$\huge\color{cadetblue}{\text{Problem 2}}$
$\Large{\color{rosybrown}\text{Prob 2.1: }}{\color{darkseagreen}{{\space \mathcal{O}(\sqrt{N})}}}$
int d = 2;
while (d*d <= N) {
if (N % d == 0) {
break;
}
d++;
}The code fragment looks to find the smallest divisor of $N$, if any. In the worst case, $N$ is prime or has no other divisors than its square root (e.g. $N = 25$). In this worst case scenario, the loop will run $\sqrt{N}$ times. Thus, the overall time complexity is in $\mathcal{O}(\sqrt{N})\space$.
$\Large{\color{rosybrown}\text{Prob 2.2: }}{\color{darkseagreen}{{\space \mathcal{O}(N^2)}}}$
int s = 0;
for (int i = 0; i < N; i++) {
s += i;
}
for (int i = s; i > 1; i -= 2) {
s++;
}The first loop is linear: it runs $N$ times. When it ends, we have $s = N(N-1)/2$, by Gauss' formula for the sum of the first $N - 1$ integers. The second loop then runs $s/2$ $= N(N-1)/4$ times, which is quadratic in $N$. Since the loops are not nested, and the second one takes the most time, the overall time complexity is in $\mathcal{O}(N^2)$.
$\Large{\color{rosybrown}\text{Prob 2.3: }}{\color{darkseagreen}{{\space \mathcal{O}(N)}}}$
int d = 2, n = N;
while (n > 1) {
if (n % d == 0) {
n = n / d;
} else {
d++;
}
}The loop keeps dividing $n$ by its prime divisors until $n \leq 1$. In the worst case, $N$ is prime, and the loop runs $N$ times: it only terminates after the prime $N$ is divided by itself. Thus, the overall time complexity is in $\mathcal{O}(N)$.
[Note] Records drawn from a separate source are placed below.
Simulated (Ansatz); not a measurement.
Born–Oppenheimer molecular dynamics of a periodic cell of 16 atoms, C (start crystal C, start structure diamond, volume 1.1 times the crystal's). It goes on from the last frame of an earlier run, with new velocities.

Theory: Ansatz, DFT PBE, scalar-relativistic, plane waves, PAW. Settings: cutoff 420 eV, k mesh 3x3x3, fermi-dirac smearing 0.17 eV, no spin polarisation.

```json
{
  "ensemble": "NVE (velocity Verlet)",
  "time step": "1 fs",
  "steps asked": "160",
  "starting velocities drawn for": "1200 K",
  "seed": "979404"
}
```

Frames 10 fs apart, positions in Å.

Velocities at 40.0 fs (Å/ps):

$\Large{\color{rosybrown}\text{Prob 2.4: }}{\color{darkseagreen}{{\space \mathcal{O}(N \log(N))}}}$
int s = 0;
for (int i = 0; i < N; i++) {
for (int j = 1; j < i; j *= 2) {
s++;
}
}The outer loop runs $N$ times, and the inner loop runs $\log(i)$ times for each iteration of the outer loop, so that the total number of iterations is given by:
$$
\begin{align*}
\sum_{i=1}^{N-1} \log (i) &= \log \left( \prod_{i=1}^{N-1} i \right)\\
&= \log((N-1)!)\\
& = \mathcal{O}(N \log N)
\end{align*}
$$
Hence, the fragment's complexity is in $\mathcal{O}(N \log N)$. 1
$\Large{\color{rosybrown}\text{Prob 2.5: }}{\color{darkseagreen}{{\space \mathcal{O}(\log (N))}}}$
int a = 42, n = N, p = 1;
while (n > 0) {
if (n % 2 == 1) {
p *= a;
}
a = a*a;
n /= 2;
}The program computes $42^N$ using the binary exponentiation algorithm. The loop runs $\log(N)$ times, since $n$ is halved at each iteration until it reaches 0. Thus, the overall time complexity is in $\mathcal{O}(\log N)$.
$\Large{\color{rosybrown}\text{Prob 2.6: }}{\color{darkseagreen}{{\space \mathcal{O}(N)}}}$
int i = 0, j = 0, s = 0;
while (i < N) {
i += j;
j++;
for (int k = 0; k*k < N; k++) {
s++;
}
}If we first look at the outer loop without considering the inner one, we see that $i$ is incremented by $j$, which itself is incremented by $1$ at each iteration, so that $i$ is the sum of the first $j$ integers at the end of each iteration. The outer loop terminates when $i \geq N$, which happens when $j(j+1)/2 \geq N$, for which we get the solution $j = \sqrt{2N + 1/4} - 1/2$ $\approx \sqrt{2N} $. So, the outer loop runs in $\mathcal{O}(\sqrt{N})\space$ time.
The inner loop increments $k$ by $1$ at each iteration, and terminates when $k^2 \geq N$ $\Leftrightarrow$ $k \geq \sqrt{N}$. Thus, the inner loop runs in $\mathcal{O}(\sqrt{N})\space$ time as well. Since the loops are nested, the overall time complexity is in $\mathcal{O}(N)$.